The Limits of Black–Scholes from Charlie Munger's Perspective

 In this blog, I provide a brief introduction to the famous Black–Scholes partial differential equation and examine it from Charlie Munger's critical perspective. While the equation revolutionized option pricing and became a cornerstone of modern quantitative finance, its assumptions may limit its usefulness when applied to long-term stock investing. Before proceeding, I should note that I am not an expert in this field.

The Black–Scholes framework begins with the assumption that a stock price follows a stochastic process, $dS=\mu Sdt+\sigma S dW$, where $S$ denotes the stock price, $\mu$ is the expected growth rate, $\sigma$ represents volatility, and $dW$ is Brownian motion. In essence, stock prices are modeled as evolving continuously through a combination of deterministic growth and random uncertainty. Using stochastic calculus, one arrives at $\frac{\partial V}{\partial t}+\frac{1}{2}\sigma^2S^2\frac{\partial^2V}{\partial S^2}+rS\frac{\partial V}{\partial S}-rV=0,$ where $V$ is the value of the option and $r$ is the risk-free interest rate. Although the equation appears formidable, each term has a clear financial interpretation: $\frac{\partial V}{\partial t}$ measures how the option's value changes as time passes. $\frac{1}{2}\sigma^2S^2\frac{\partial^2V}{\partial S^2}$ captures the effect of uncertainty in the stock price. Greater volatility generally increases the value of an option because it creates more opportunities for favorable price movements. $rS\frac{\partial V}{\partial S}$ represents the expected contribution of the underlying stock to the option's value under the risk-neutral pricing framework. $-rV$ accounts for the time value of money by discounting the option's future payoff at the risk-free interest rate. Together, these four terms express a balance: the option's value changes through the passage of time, the uncertainty of stock-price movements, the financing cost of holding the underlying asset, and the time value of money. 
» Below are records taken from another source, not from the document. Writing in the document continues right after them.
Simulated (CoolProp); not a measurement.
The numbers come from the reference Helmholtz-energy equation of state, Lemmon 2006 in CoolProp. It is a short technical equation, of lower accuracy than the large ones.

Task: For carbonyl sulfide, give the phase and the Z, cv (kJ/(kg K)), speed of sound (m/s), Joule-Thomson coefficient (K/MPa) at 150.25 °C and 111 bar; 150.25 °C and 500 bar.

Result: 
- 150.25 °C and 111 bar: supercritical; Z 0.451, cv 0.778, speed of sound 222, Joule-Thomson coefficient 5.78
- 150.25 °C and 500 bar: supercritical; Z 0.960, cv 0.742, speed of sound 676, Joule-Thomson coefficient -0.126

Among the model's inputs, volatility $\sigma$ plays a particularly influential role because it strongly affects option value. In practice, however, volatility is neither directly observable nor constant. Traders often distinguish between historical volatility, calculated from past price movements, and implied volatility, inferred from current option prices. The latter reflects the market's expectation of future uncertainty and changes continuously as new information arrives. During periods of market stress, implied volatility can rise sharply, increasing option prices even when the underlying stock price changes little.

This illustrates one of the Black–Scholes model's principal limitations. To obtain a closed-form solution, the model assumes that volatility remains constant throughout the life of the option. While this assumption makes the mathematics tractable, it is difficult to reconcile with real financial markets. Investors continually respond to technological breakthroughs, central bank policies, earnings announcements, and geopolitical events. Recent developments such as the rapid adoption of artificial intelligence and heightened tensions between Iran and the United States demonstrate how rapidly market sentiment—and hence volatility—can change. Consequently, modern option pricing often relies on stochastic-volatility or local-volatility models that relax the constant-volatility assumption.

For mathematicians, the achievement is both elegant and profound. A seemingly chaotic financial market is reduced to a tractable mathematical framework, and the value of a complex financial contract emerges from a closed-form solution involving only a handful of variables.

However, the Black–Scholes model was never intended to evaluate the long-term quality of a business. The formula contains no measure of whether a company will dominate its industry over the next decade. There is no term for managerial competence, no variable representing a company's competitive moat, and no parameter for brand strength, innovation, customer loyalty, or capital allocation skill.

For a short-lived option contract, these omissions are not weaknesses. The model was designed to price a specific financial instrument under a well-defined set of assumptions, and within that domain it has been extraordinarily successful. Problems arise only when the model is applied beyond its intended scope. As Charlie Munger repeatedly emphasized, a model may be mathematically correct yet still be the wrong model if its assumptions fail to capture the most important features of economic reality.